No one is talking about repairing the relationship between municipalities and the province. Sure, everyone talks about "partnerships' with municipalities, but it's not a partnership when the other side has all the cards, sets the rules and controls the bank. None of them seem to want to end what is basically a subservient situation for municipalities.

The relationship between Canadian provinces and their municipalities has not changed since the British North America Act of 1867. We are locked into a Victorian-era political and social model that has been outdated for at least a century. But there is no political will at the provincial level to change it. The model benefits provincial and federal politicians, even though it hurts municipalities.

Canadian municipalities are the most immediate, most important, most accessible, and least powerful level of government. Even local planning documents like Official Plans require provincial approval. Although local governments are far more able to respond to and resolve issues than higher-tier governments, local governments often have to go to a higher level to get approvals to act on their own behalf.

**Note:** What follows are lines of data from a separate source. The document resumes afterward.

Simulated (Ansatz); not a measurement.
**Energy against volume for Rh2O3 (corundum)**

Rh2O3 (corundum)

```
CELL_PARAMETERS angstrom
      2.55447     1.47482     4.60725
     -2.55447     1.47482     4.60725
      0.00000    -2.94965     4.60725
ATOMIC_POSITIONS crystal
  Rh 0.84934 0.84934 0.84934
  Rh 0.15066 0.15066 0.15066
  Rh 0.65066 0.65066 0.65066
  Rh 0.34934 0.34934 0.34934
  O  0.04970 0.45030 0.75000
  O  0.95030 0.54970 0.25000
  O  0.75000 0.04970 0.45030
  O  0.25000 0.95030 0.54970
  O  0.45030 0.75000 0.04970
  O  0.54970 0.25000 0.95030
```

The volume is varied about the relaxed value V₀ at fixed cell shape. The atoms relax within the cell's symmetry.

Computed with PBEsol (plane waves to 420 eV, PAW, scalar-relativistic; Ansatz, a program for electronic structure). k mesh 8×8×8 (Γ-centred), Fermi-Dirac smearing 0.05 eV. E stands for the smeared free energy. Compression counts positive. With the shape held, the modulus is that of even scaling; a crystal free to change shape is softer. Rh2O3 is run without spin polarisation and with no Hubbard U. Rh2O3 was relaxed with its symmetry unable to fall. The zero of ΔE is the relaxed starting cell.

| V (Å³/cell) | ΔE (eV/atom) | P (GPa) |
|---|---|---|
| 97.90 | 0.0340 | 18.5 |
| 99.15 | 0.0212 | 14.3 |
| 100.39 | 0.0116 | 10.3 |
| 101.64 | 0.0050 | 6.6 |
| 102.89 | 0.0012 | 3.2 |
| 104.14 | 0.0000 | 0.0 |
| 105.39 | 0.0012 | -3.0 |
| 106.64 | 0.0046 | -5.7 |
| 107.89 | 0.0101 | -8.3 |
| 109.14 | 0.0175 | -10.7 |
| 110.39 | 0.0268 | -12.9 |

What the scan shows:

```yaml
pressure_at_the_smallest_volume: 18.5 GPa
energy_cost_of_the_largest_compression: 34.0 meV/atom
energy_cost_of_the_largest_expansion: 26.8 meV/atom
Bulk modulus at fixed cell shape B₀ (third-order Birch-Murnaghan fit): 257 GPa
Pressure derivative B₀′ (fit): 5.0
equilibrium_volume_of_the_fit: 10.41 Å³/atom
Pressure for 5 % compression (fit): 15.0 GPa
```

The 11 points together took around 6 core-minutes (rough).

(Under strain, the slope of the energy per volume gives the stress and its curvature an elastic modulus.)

Municipalities get the vast bulk of their revenue from property taxes, which in turn is based on an outdated and inefficient model of property assessment. In Ontario, that is even enshrined in law as the Municipal Property Assessment Corp (MPAC). This takes away control of local assessment values from towns and cities and puts it into a centralized system which many property owners liken to throwing darts at random numbers. Property assessment systems like MPAC are not capable of responding rapidly, cannot balance shifts in local economies with ability to pay, cannot react to economic swings like the recent recession, and rely heavily on area-wide real estate sales to determine generic values, rather than on individual analysis.

I've found that at least half the revenue collected by many municipalities through property taxes goes to outside agencies like school boards or upper-tier governments like counties. Provinces love to polish their budgets by downloading services and their associated costs onto municipalities, making it increasingly difficult for municipalities to meet their own internal costs for services and infrastructure through taxation. Municipalities often have to beg provincial and federal governments for funding to meet their needs.

Municipal governments shoulder considerable legal burden over financial management, openness, accountability, in-camera meetings and transparency -- laws that provincial and federal governments don't always have to abide by. Municipalities can't run a deficit, but provinces can, and frequently do. In his recent book, Taking Back Our Cities, author Gord Hume calls this double standard between the rules governing municipalities and higher levels of government "astonishing."

Most municipal politicians are aware of, and agonize over the regulations that hamstring their ability to govern locally. Cities and provincial associations of municipalities argue for changes in governance and taxation to better be able to serve their residents. But provincial leaders show no interest in fixing the relationship that has been broken for more than a century.

The time for change is long overdue. But it's not likely to come under any of the current political leaders, at least not in the upcoming provincial election.